The three most affordable cities on the list were Wichita, Kan., at 14 percent, followed by Fresno, Calif., and Memphis, Tenn., at 15 percent.
Locally, the report found that first-year teachers in Charlotte make $3,354 per month and would have to spend 18 percent of their income to pay for half of a two-bedroom apartment. The percentage rises to 28 percent for 10th-year teachers, who would be more likely to have a family, to pay for the whole two-bedroom place.
Teacher pay in North Carolina, which is primarily funded by the state, has been rising in recent years. In December, the average teacher was on track to make $49,837 this school year, up from $47,941 the previous year.
In the 2015-16 school year, North Carolina ranked 41st in the country for teacher pay, according to the National Education Association, which used a slightly different figure ($47,985) from the one the state Department of Public Instruction provided for the same year.
The NEA hasn’t released its data for 2016-17 yet, so it’s unclear where North Carolina will rank after this nearly $2,000 average raise.
It’s also unclear what the state’s average teacher pay might be at the end of the school year, since the December numbers only reflected the first semester.
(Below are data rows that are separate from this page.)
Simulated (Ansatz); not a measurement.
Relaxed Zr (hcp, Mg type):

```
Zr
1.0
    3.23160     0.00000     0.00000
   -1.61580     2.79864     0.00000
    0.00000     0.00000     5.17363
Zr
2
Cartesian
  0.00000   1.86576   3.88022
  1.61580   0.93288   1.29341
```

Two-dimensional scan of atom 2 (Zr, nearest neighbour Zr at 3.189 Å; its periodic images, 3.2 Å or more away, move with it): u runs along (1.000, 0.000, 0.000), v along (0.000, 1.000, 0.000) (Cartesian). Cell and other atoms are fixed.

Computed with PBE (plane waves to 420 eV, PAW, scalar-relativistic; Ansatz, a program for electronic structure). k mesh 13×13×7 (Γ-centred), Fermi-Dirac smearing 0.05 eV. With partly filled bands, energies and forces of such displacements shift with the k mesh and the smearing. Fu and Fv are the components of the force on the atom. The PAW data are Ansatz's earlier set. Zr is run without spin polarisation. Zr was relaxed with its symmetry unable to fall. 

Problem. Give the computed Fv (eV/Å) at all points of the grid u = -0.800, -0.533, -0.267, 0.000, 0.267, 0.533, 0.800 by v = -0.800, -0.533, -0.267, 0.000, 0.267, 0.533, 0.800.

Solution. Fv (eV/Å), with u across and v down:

Even with the pay raises, finding affordable housing isn’t easy for teachers.
The Durham school board recently gave thumbs up to a State Employees’ Credit Union proposal to build housing for teachers on the former Lowe’s Grove Elementary School site in southern Durham near Research Triangle Park.
In Charlotte, city leaders have long identified affordable housing for people on modest incomes as a major challenge. Few developers are willing to sacrifice the higher rents and home prices the market will bear.